Iceland’s Minister of Foreign Affairs Mr Gudlaugur Thór Thórdarson, visited the NATO CCDCOE and met with Director Colonel Jaak Tarien for a briefing and candid discussions on the future of cyber defence.
„There is much more to cyber than technology,“ said Col Tarien. “Small states see clearly the benefit of cooperation in cyber defence.”
“Visiting NATO Centre of Excellence for Cyber Defence has been one of the highlights of my stay in Tallinn. The excellent work done here is truly impressive,” said Mr Gudlaugur Thór Thórdarson. “Estonia is the leader on cyber security and as such the country is a prime example of how smaller countries can specialize in certain areas making considerable contribution to our security.”
During his visit, the Foreign Minister also met with his counterpart Mr Urmas Reinsalu, Minister of Foreign Trade and Information Technology Mr Kaimar Karu, and Permanent Secretary of the Ministry of Defence Mr Kristjan Prikk.
The NATO Cooperative Cyber Defence Centre of Excellence (NATO CCDCOE) is a NATO-accredited knowledge hub, think-tank and training facility. The international military organisation focuses on interdisciplinary applied research and development, as well as consultations, trainings and exercises in the field of cyber security.
The heart of the Centre is a diverse group of international experts from 25 nations, including legal scholars, policy and strategy experts as well as technology researchers with military, government and industry backgrounds.

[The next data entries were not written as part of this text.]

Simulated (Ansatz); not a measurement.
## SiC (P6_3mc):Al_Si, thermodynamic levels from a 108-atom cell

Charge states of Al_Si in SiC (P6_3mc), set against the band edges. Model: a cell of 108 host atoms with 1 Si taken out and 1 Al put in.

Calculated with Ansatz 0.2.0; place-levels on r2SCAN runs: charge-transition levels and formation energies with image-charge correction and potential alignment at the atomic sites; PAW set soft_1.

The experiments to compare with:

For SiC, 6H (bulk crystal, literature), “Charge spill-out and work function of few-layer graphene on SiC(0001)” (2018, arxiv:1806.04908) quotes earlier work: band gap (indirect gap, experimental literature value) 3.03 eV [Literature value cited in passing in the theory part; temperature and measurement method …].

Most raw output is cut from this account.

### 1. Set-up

The Centre is staffed and financed by its member nations – Austria, Belgium, Bulgaria, the Czech Republic, Denmark, Estonia, Finland, France, Germany, Greece, Hungary, Italy, Latvia, Lithuania, the Netherlands, Norway, Poland, Portugal, Romania, Slovakia, Spain, Sweden, Turkey, the United Kingdom and the United States. Australia, Luxembourg, Canada, Japan, Ireland, Montenegro, Slovenia, Switzerland and South Korea are also on the path of joining the Centre.